The Letter, Issue 35, Autumn 2005, Pages 93 - 100


Helen Sheehan

The minimum pact demanded by the Symbolic Order[1] so that one human being is able to recognise another like himself and thereby suppose an Imaginary dimension has had strange innings in Ireland. Perhaps it's like this in all colonial or post colonial societies where the effect of the Symbolic on the Real has resulted in a psychic space where the Name of the Father as the promise of Otherness has been badly shaken - a place where social bonds make for very tenuous and sometimes very violent links.

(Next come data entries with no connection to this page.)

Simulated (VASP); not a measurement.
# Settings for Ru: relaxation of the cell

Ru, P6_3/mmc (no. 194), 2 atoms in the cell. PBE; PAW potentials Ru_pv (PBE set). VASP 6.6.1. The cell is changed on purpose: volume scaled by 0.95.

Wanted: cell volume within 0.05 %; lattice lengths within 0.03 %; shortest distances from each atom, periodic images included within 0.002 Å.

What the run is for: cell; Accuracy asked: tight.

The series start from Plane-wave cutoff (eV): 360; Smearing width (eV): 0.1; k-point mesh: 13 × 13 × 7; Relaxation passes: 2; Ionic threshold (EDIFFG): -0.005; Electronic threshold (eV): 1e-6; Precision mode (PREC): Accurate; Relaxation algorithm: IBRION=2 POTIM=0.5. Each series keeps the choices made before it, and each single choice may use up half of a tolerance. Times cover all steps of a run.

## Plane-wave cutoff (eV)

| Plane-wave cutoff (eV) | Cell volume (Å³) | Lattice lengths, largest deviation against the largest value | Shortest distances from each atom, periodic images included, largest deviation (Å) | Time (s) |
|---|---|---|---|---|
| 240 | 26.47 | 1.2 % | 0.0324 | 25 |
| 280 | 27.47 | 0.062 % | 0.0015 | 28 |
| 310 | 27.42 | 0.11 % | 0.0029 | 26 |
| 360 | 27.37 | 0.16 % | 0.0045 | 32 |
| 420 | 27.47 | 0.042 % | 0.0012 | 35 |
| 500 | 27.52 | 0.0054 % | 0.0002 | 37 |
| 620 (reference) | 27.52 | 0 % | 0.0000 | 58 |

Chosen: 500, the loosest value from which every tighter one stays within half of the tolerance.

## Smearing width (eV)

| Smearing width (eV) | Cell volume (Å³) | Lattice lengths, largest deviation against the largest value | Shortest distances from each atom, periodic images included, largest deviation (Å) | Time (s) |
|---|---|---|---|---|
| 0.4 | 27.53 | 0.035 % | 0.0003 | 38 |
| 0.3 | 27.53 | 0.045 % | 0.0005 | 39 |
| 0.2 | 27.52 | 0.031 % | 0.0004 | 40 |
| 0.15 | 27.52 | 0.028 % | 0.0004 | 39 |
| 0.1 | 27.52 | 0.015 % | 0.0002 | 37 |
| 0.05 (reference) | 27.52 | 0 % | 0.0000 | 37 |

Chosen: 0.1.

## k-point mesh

Psychoanalysis began by refusing to take sides with common discourse, especially the discourse of freedom. Rather, psychoanalysis is directed at the effect of human discourse within the subject. But, as Jacques Lacan continues to remind us 'we always have to come back to disturbances of memory to know what the point of departure for psychoanalysis is'.[2] If there is a disturbance of memory here at Dublin Castle for me today it is not that I was around when it was built in 1220 but that this edifice is a testament to the Symbolic determinants of its foundation. Ordered by King John to be built by ecclesiastics so as to prevent the flow (or the flaw) of heritage from father to son, it was built therefore not on what is known as primogeniture but what in legal terms is called mortmain* - literally 'dead hand', which had the effect of preventing further transmission.